How to create a beer sensory program

Does your beer taste like it should?

One of the greatest challenges when it comes to brewing beer at large volumes is ensuring that it maintains a consistent level of quality every time it leaves your brewery and enters the marketplace.

Your reputation as a brewer can hinge on maintaining the consistency of your product, also known as being ‘true to brand’. It’s human nature for people to remember the one bad or variable experience they had with a product or service, regardless of the 99 other times it may have met expectations.

Of course every brewer worth their hops, yeast, malt and water wants their beer to always be fresh and tasty and to smell good and feel pleasant on the palate. Nailing your recipes and adhering to strict brewing processes and quality controls will deliver you this in the majority of instances. But nothing is fool-proof and standards can either slip or be compromised. Or you may have an issue with a batch of ingredients. Or an unwanted flavour such as sulphur has contaminated your batch ..the list goes on.

This is where a Beer Sensory Program comes into play to save the day. And the good news is that it’s simple to integrate into your weekly operations with relatively little cost, space, time and effort required to set up and run it.

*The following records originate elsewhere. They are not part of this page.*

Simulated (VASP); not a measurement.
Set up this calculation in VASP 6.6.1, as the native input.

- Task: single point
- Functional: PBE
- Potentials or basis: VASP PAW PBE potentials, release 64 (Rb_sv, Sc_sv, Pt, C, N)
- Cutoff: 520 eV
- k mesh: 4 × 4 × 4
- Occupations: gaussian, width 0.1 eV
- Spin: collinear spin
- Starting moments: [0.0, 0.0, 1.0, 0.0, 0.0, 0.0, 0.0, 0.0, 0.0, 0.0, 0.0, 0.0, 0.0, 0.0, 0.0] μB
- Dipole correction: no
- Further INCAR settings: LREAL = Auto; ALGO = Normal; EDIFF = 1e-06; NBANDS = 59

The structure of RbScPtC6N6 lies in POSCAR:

Note: since we published this post we’ve made a few tweaks and enhancements to how the program is run. Check out our follow-up Sensory Program story here.

What is a Beer Sensory Program and why is it important?

A Beer Sensory Program involves the regular and ongoing testing of beer samples from the point of view of it’s taste, smell and mouthfeel, to ensure it meets its ‘true to brand’ criteria before leaving the brewery. Think of it as your breweries quality control gatekeeper, ensuring that your recipes and brewing processes are being maintained 100% of the time and that your beer is free of ‘off’ flavours or smells and that it fits the criteria of being’ true to brand’.

It’s about maintaining the ongoing consistency of your brand in the marketplace. In an ever more competitive craft beer landscape, letting a compromised batch of beer escape ‘into the wild’ can do some serious damage to your reputation.

This is achieved through the ongoing training and development of a select batch of brewery employees. Their role as Sensory Panelists is to recognise any quality discrepancies in test batches of beer by using their senses of smell, taste, sight and feel.

Sensory development (via faults and flavours training and sensory panelist assessments), coupled with ongoing exposure and experience, gives the Sensory Panelist the ability to identify the presence of so-called ‘off’ flavours and smells within a test batch of beer, as well as meeting its true to brand specifications. These sensory skills can then be used to help determine that your beer is meeting it’s true to brand criteria.

Defining True To Brand

Being ‘true to brand’ means that your beer tastes, smells and (mouth)feels the way that it should. Being true to brand is not just about being absent of faults, it’s also about ensuring the correct flavours, aromas and appearance are being achieved. You can have a series of great beers that are fault-free and taste amazing but are not consistent with each other or the brand.

First though, you need something definable to measure it against. To do this, you’ll need to create True to Brand Specifications for each of your beers you are evaluating, which provide a qualitative description of exactly how the beer should present. At Black Hops we’ve established true to brand specifications for all of our Core Range beers. Here’s the one we created for Pale Ale:

  • Appearance: Pale golden in colour. Medium white, persistent head. Slight haze but not murky or muddy.
  • Aroma: Medium citrus reminiscent of mandarin with some low pine. Medium-low caramel malt sweetness. Low pear ester.
  • Flavour: Medium-low citrus reminiscent of mandarin with some low pine. Medium-low bready, caramel malt sweetness. Lingering citrus.
  • Body, Mouthfeel & Bitterness: Medium body. Medium carbonation. Medium-high, firm bitterness but not overly astringent.

This is the measuring stick we use when testing whether that next batch of Pale Ale we just brewed is in fact true to brand.

Implementing an official Beer Sensory Program For Black Hops

We’ve been operating our own in-house beer sensory testing since the brewery opened. We’ve now progressed to implementing a formalised, clearly defined process for running it.

This commenced in July, when we began rolling out our ‘real-deal’ Beer Sensory Program at our Burleigh Brewery and Taproom (HQ).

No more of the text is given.